Announcements were blaring, patience was running thin, and travelers were swarming around as I stood at the ticket counter at John F. Kennedy International Airport with tears streaming down my face. In all my years of traveling, being subjected to delays, cancellations, rude travelers, and various other injustices and indignities, I had finally reached a breaking point. A red-faced, blubbering, total and utter meltdown. On one hand I was profoundly embarrassed—I mean what real road warrior actually cries? On the other hand, it felt good to finally let go. I was failing to balance work and life, and I had nobody to blame but myself.
It was just supposed to be a day trip. An investor who had been interested in us for a long time was finally available for a lunch meeting. Our seed round was about to close. Securing a commitment could have been the perfect way to end the week.
Weighing the Decision
The weather was cold, but clear and sunny all up and down the East Coast. It’s a short hop from Pittsburgh to New York City. In fact, the travel time on the ground is longer than in the air. Money was tight, so the “go” decision was made carefully from a business perspective.
Personally, I had hesitated to make the “go” decision. One of my sons had a music performance that evening which was the culmination of a long year of practice and jockeying for position in the orchestra. Not only had I promised I would be there, but I truly wanted to watch the performance. I was looking forward to discussing the highs and lows of the concert with my son, knowing which parts made the musicians most nervous, and which they had nailed.
Four or so years later, I don’t even remember if that deal closed. But I vividly remember the cancelled flight and how I took the hotel voucher and my ticket for the first flight out in the morning, and turned around. I felt empty and completely lost. What was I doing in New York City instead of being at home watching my son and his classmates?
Of course I couldn’t have anticipated a mechanical failure or whatever the cause was for the cancelled flight. It may not even have been a big deal to my son that I wasn’t home. But I was despondent.

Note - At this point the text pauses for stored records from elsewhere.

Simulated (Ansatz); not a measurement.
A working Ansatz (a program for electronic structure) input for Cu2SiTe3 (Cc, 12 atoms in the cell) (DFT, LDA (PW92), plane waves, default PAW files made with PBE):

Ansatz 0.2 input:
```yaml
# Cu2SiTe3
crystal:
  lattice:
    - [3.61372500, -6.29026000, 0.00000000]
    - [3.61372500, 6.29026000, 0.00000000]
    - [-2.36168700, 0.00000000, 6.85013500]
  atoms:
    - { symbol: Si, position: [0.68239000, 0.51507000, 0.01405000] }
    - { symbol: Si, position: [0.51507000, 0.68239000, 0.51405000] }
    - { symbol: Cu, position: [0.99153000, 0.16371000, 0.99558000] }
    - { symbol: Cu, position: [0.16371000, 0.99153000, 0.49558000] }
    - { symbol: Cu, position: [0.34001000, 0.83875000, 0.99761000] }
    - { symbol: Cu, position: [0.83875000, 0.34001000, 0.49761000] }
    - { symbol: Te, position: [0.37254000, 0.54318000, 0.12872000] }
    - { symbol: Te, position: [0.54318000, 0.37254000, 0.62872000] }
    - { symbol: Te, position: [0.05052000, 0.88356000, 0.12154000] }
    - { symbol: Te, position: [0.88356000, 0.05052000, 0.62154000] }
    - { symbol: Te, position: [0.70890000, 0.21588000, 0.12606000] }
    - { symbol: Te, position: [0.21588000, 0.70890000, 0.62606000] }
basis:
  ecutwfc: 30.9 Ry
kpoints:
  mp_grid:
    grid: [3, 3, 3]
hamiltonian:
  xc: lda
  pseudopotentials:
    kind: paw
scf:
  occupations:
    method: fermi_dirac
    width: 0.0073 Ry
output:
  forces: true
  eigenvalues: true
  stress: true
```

It wasn’t the last time I had tough choices to make when trying to balance being a single mom with being an entrepreneur. It was terrifying to not know how I was going to make payroll. But it was even more deeply unsettling to not be present in my kids’ lives when I wanted to be there.
Children grow up and time flies by faster than you can imagine. Work is always going to be there. Make your own work-life choices carefully.